Do you know how often to change engine oil? Should you use synthetic oils? Is 10W-30 oil always a better choice than 5W-30?
“We frequently get questions from farmers about oils and protecting engines,” says Fred Whitford, head of Purdue University’s Pesticide Programs. “Proper maintenance of oil and oil filters is key to helping tractors, sprayers and combines last as long as they should.”
Whitford sought information from experts and compiled PPP-124, “Engine Oils and Their Filters — Understanding Oil Lubrication and Contamination Control.” It’s available at edustore.purdue.edu.

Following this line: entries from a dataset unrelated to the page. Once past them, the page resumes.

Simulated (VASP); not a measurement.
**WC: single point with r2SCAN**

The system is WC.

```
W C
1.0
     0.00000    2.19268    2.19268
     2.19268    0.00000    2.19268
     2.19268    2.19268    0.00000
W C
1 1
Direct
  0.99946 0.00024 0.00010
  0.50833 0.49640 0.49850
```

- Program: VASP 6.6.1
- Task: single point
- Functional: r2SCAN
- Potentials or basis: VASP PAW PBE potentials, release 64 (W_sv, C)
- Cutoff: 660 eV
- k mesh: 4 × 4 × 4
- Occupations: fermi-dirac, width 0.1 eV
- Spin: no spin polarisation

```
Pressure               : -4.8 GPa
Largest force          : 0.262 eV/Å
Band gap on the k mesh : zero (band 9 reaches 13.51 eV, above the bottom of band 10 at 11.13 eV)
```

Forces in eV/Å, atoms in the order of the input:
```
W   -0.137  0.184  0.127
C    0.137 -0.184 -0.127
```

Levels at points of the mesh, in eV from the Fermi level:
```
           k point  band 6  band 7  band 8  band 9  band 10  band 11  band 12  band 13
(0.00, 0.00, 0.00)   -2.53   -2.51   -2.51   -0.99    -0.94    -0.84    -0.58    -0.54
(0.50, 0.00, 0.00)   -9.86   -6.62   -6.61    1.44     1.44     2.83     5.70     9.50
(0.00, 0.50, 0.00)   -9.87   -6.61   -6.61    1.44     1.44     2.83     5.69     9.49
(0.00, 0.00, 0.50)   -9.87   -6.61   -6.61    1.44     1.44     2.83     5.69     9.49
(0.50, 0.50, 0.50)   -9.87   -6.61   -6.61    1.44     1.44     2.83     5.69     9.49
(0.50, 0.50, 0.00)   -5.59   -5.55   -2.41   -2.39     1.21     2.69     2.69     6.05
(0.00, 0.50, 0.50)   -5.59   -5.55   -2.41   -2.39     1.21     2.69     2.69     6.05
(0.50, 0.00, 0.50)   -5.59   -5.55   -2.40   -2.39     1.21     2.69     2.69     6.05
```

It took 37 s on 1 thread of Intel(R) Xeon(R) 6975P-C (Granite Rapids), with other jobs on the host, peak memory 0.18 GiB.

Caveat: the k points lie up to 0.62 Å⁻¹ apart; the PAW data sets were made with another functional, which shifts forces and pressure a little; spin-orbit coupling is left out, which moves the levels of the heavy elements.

Here are five things you should know about engine oil included in the new publication:
1. Start and end with the owner’s manual. The key to selecting the correct lubricants for your equipment begins and ends with the owner’s manual, Whitford says. That’s true for a $500,000 combine and a $300 push lawn mower. If you don’t know what’s in the owner’s manual, you could void the warranty by not following recommendations.
2. When to change oil and filters varies depending on several factors. If you wait too long to change oil, you may be getting less engine protection from it than you think. Oil doesn’t degrade in a linear fashion, Whitford says. Instead, there’s a sharp drop-off in engine performance once oil is past its useful life.
Short-trip drivers should probably change oil more frequently. Older vehicles also require more frequent oil changes. Follow the manufacturer’s recommendations, and change the oil and filter at timely intervals to avoid permanent engine damage.
3. Consider testing engine oil. Some oil suppliers can test oil. If they can’t, they should be able to refer you to someone who can. Tests on used oil reveal if it contains antifreeze, soot, fuel, chrome or other contaminants that can damage the engine. Test results can guide you as to when oil should be changed earlier or later. Chrome in the oil could indicate abnormal bearing wear.
4. Know how synthetic oil compares to conventional oil. There’s a consensus that synthetic oils may help under extreme conditions, such as if you don’t change oil and filters regularly or when the engine coolant is weak, Whitford says. Under normal maintenance, driving and operating conditions, there is likely little difference between conventional and synthetic motor oils. A Consumers Union study of New York City taxi cabs comparing cabs running on each oil found no difference in engine wear after 100,000 miles if the taxi cabs received routine oil changes.
5. Understand what oil viscosity numbers mean. What’s wrong with this statement? “That 5W-30 oil is too thin; instead, let’s use the 10W-30 oil.” Whitford says someone who would make that statement doesn’t understand how oil viscosity numbering systems work.
The front number — 5 or 10 — indicates how the oil functions when the engine is first started. Lower numbers mean lower viscosity, or thinner oil, at colder temperatures. The back number indicates the viscosity of the oil at operating temperatures within the engine.
What’s wrong with the statement, Whitford notes, is that the back number, 30, is the same in both oils. That means both oils would have the same viscosity at higher temperatures.
In fact, the W in the designation doesn’t stand for “weight,” as some people think. It stands for “wintertime.”